Wed 12 Dec 2018

King Of Instruments

The electronic instrument you can hear at John’s performances has come a long way from its original form. The entire design seems to have developed from pan-pipes through the addition of mechanical blowers and pipe stoppers to replace the human lungs and fingers.

The first description of organ construction was way back in 250BC when the air supply was regulated by means of water pressure. This was in general use by the first century AD, but was usually replaced by bellows. England’s own organ building began towards the end of the sixth century.

The organ has had a permanent place in church services since around 1400 although a description of a large Eynon church organ dates back to as early as AD 980.

From the fifteenth century rapid developments were made. The pedal keyboard was invented and a spring operated sound board made possible the playing of separate series of pipes by sliding to and fro over the wind valves. This was used at first only to vary the volume. Later, pipes producing sounds of different qualities were introduced which could likewise be sounded or silenced as desired by the spring board.

By the seventeenth and eighteenth centuries there were three types of organ as well as the large church ones. These were “The Portative”, “The Positive” and “The Regal”, but they became overshadowed by the harpsichord and clavichord. The Baroque organ was a synthesis of centuries of experience. Its tone was transparent and limped with additions of string combs and swell boxes though the latter were not extensively used until the Romantic age with its yearning for a more expensive style. For a time the orchestra ousted the organ, but the designers tried to adapt the instrument to the new Romantic style, often adding new inventions such as the Reservoir Bellows, Ventil Chest, Crescendo Roller and Octave Couplers.

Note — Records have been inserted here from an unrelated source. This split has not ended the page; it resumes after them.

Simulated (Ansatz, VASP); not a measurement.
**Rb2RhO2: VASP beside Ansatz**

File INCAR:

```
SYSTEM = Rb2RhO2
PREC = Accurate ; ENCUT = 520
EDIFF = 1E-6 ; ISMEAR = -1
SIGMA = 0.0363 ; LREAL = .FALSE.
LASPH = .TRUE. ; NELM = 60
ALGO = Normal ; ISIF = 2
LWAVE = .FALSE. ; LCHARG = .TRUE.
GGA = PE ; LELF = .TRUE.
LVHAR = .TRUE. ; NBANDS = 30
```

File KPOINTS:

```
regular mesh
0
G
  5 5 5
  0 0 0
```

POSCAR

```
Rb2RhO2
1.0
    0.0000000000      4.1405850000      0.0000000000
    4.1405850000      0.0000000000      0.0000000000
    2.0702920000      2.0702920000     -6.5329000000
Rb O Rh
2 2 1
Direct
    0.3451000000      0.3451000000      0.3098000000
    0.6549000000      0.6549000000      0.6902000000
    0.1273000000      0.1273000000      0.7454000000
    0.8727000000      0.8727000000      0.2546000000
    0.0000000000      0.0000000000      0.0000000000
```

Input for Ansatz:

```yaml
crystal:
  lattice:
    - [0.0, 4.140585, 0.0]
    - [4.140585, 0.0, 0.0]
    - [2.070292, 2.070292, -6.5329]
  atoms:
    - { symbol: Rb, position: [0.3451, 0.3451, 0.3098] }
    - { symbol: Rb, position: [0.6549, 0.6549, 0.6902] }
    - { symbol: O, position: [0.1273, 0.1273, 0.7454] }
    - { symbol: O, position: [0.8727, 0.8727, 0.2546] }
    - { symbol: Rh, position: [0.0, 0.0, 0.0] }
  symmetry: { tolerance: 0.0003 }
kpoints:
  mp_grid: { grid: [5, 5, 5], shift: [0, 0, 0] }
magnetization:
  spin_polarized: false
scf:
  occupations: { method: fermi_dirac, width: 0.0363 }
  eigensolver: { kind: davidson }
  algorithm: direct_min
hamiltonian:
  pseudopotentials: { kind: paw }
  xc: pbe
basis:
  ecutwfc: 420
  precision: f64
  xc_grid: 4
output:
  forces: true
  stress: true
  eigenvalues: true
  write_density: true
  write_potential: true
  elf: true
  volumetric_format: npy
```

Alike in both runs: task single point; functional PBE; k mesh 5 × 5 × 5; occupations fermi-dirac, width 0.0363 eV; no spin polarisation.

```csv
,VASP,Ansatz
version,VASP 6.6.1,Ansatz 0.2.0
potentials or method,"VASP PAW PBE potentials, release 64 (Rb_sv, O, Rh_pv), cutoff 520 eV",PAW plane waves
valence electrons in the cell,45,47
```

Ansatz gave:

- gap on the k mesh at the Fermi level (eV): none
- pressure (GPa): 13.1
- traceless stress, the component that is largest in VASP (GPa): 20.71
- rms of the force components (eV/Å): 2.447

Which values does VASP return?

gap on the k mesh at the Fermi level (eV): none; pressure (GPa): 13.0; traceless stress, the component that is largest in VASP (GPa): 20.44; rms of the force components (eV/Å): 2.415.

After many forms of unsuccessful keyboard action, it was only when the electric system of operation came into use in about 1900 that response of the mechanism of the pipes to the organist’s movement at the console was really swift and smooth.

The number of pipes may vary from 200 to over 30,000. There are many different types, their names indicating their place in the instrument as well as their pitch and tone colour. The two main types are the Flue Pipes and the Reed Pipes. Organ pipes are placed in ranks. These are as many pipes in rank as there are keys on the keyboard and as many ranks as there are steps. The pipes stand in a box (wind chest) which is divided into air compartments and valves which when opened allow the air to pass into the pipes. The number of keyboards or manuals for the hands vary from one to seven keyboards and most organs have a Pedal System with a range of about two-and-a-half octaves.

There are, thankfully, still many fine examples of the King of Instruments around the world even though they are not used so much these days. They are a great challenge to play, even for the most competent of performers, and require a high level of agility, dexterity and energy.